Question

Classify the following as linear, quadratic and cubic polynomial: $ 5{x^2} + x - 7 $

Answer 1

Hint: Here, we are asked to classify the given polynomial as linear, quadratic or cubic. This classification can be determined by the degree of polynomial. The degree of polynomial is nothing but the highest value of exponent in the expression which is also known as the order of polynomials. Therefore, here we need to find the order of the given polynomial to determine whether it is linear, quadratic or cubic.

Complete step-by-step answer:
We are asked to classify the polynomial $ 5{x^2} + x - 7 $ . For this, our first step will be to see the power of variables in each term of the polynomial.
We can rewrite the polynomial as $ 5{x^2} + {x^1} - 7{x^0} $ .
From this, it is clearly seen that the power of variables in the first, second and third term is 2, 1 and 0 respectively.
Thus, the highest power or exponent in the polynomial is 2 and hence the degree of polynomial or the order of polynomial is 2.
Now, we know that,
If the degree or the order of the polynomial is 1, it is called linear polynomial.
If the degree or the order of the polynomial is 2, it is called quadratic polynomial.
If the degree or the order of the polynomial is 3, it is called cubic polynomial.
Here, we have seen that the degree of the given polynomial $ 5{x^2} + x - 7 $ is 2 and hence it is classified as the quadratic polynomial.
So, the correct answer is “Quadratic polynomial”.
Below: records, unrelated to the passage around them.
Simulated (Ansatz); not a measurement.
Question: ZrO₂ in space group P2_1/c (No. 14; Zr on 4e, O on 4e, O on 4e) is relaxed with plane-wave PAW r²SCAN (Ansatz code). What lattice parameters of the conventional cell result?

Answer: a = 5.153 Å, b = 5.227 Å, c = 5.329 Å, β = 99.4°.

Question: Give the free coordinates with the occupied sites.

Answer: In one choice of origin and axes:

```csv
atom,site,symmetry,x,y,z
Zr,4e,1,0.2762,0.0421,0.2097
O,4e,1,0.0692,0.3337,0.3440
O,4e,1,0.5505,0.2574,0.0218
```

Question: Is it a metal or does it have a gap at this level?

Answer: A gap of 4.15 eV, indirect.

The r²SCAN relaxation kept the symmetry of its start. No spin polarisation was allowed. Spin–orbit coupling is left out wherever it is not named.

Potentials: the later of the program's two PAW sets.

Note: In this type of questions, it is important to keep in mind that when we are finding the degree of the polynomial, it should be arranged in ascending order, in which the degree of each term is at least as large as the degree of the preceding term, or in descending order, in which the degree of each term is no larger than the degree of the preceding term.. In the given polynomial $ 5{x^2} + x - 7 $ , the powers of the variable are already arranged in descending order.